Asymmetric's marketing content and campaigns are anchored to two universal business problems. These pillars apply across all industries and all campaign types — from cold nurture sequences to industry-specific ABM. Every blog post, social post, ad, and email should connect back to one or both of these themes.
"Those two things, if you say, if you're a business and you're up against bigger, better capital… you're not going to win unless you do something unique." — Mark Hope
The Problem: Business is inherently unfair. It is structurally biased toward whoever is already the largest. Bigger companies get lower tax rates, stronger brands, more capital, more people, and more resources. Smaller competitors enter the same market and get outmatched before they've had a fair chance.
The Insight: Symmetry exists only at the very top — Coke vs. Pepsi, for example. As you move down the market, competition becomes increasingly asymmetric. A single-employee company competing against an established regional player is not a fair fight. Most businesses are zero-sum: for every winner, there are losers.
The Pitch: Asymmetric provides the strategies, tools, and tactics that allow smaller companies to compete and win against larger rivals. The name itself is the positioning — we help the Davids beat the Goliaths.
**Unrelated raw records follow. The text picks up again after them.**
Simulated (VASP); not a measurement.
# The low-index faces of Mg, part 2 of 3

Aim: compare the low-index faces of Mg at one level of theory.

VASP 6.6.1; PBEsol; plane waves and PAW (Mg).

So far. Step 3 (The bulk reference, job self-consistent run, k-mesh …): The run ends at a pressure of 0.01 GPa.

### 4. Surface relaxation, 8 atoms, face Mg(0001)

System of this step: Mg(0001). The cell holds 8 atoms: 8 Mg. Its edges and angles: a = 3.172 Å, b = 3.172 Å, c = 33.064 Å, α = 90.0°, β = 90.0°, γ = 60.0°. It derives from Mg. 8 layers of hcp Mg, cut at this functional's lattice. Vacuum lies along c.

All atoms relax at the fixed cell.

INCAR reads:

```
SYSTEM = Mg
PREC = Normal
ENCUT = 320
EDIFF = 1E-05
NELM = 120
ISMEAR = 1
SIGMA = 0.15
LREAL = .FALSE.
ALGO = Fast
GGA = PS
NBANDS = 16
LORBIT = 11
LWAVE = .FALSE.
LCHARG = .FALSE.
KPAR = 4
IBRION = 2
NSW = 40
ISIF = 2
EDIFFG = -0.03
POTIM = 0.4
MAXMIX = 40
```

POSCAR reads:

Illustrative angles for content:
- David vs. Goliath metaphor
- Boxing: stepping into the ring against someone 30 lbs heavier
- Military: Polish cavalry vs. German tanks in WWII
- Grocery shelf: a small organic food brand competing for placement against century-old CPG giants
The Problem: Companies that have been growing steadily hit a plateau and don't know why. They start blaming their salespeople, their marketing agency, their pricing — cycling through explanations and personnel changes without fixing the underlying issue.
The Insight: Stagnating sales is almost never a people problem or a vendor problem. It is a strategy problem. Businesses don't grow on a smooth 45-degree slope; growth is cyclical, and without a methodology to navigate the cycles, companies stall out.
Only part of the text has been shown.